On the Edge of Eternity 2
Having virtually crawled into bed last night, I sleep far better than usual and manage to sleep through the 6.00am alarm. G decides to leave me to sleep, and I only wake up as he is about to leave for the journey to the bottom of the canyon. By now it’s obviously too late to do anything but accept I’m staying put, so off he goes leaving me to a day of resting, reading and catching up with editing and writing.
Our ‘cabin’ is delightful, and- like all the others - is situated almost on the edge of Fish River Canyon affording stunning views without even leaving your bed! There is even a yoga platform for you to practice with that fabulous views without set out before you. The canyon is the largest in Africa and the second largest in the world - a gigantic ravine, in total about 160 kilometres (100 mi) long, up to 27 km wide and in places almost 550 meters deep. And we are staying in the only lodge on the western side, and the only one directly on its edge.
I have breakfast, and wander round taking a few photos before retiring to our room. There are 20 chalets, and ours is 20 so there’s plenty of walking without having to leave the path!
From now on we’ll only have WiFi in the community so areas, so there’s a constant need to balance recharging and being online - so things are taking longer than in South Africa. I’m likely to get even further behind as the trip continues!
G returns at about 3.30 having enjoyed his day - though the journey was challenging to say the least. The lodge’s vehicle has had to cope with near vertiginous inclines and they’ve spent about 5 hours in total going down and back up again. At the bottom they’ve had the opportunity to swim in the river - I’m surprised but delighted
that he’s actually braved the chilly waters.

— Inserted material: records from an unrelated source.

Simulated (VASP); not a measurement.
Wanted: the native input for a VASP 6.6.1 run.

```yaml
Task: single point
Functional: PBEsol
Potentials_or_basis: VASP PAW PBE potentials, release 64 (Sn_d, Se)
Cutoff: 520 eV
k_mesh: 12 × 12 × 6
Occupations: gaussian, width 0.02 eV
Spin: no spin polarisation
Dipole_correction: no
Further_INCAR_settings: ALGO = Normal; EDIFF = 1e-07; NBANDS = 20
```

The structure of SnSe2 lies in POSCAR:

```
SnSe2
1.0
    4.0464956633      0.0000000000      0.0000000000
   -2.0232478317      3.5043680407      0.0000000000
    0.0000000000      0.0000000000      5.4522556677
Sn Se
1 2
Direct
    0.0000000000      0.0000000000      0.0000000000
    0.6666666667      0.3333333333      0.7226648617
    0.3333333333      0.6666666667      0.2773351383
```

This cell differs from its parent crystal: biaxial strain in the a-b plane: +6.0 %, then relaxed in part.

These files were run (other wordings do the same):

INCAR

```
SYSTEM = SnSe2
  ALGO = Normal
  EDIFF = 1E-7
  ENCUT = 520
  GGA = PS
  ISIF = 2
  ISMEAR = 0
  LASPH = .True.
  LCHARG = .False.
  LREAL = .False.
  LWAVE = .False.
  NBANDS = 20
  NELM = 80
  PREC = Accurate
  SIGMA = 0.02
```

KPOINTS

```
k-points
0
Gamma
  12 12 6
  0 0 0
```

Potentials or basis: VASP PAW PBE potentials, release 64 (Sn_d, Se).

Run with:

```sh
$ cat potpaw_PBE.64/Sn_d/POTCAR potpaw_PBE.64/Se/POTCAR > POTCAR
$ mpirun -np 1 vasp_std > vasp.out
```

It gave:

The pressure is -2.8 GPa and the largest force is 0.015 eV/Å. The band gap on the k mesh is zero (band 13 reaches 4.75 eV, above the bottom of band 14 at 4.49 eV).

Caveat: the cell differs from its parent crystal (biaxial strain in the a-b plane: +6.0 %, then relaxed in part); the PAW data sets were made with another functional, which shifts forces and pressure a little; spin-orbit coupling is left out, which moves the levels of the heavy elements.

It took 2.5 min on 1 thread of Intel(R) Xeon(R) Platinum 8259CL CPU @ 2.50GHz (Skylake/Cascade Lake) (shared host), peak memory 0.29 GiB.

Then at 5.00 we both set out on a sundowner drive - far more gentle and of course the light is gorgeous. Floyd, our guide, is very informative, showing us, for example, the huge community nest of the social weaver bird - such an amazing structure. Then we stop on the canyon’s rim for drinks and snacks - I’m not really supposed to be drinking but I’m just keeping things in moderation and enjoy my G&T!
Sunset itself is perhaps disappointing - a huge red ball which disappears to the palest pinks and violets - but by the time we get back to the lodge the sky has turned a deep pink - ideal for silhouetted trees.
We enjoy our meal far more than the rush of last night, and make our way back to our chalet where the winds are howling up from the canyon. No wonder they offer guests ear-plugs to aid sleep!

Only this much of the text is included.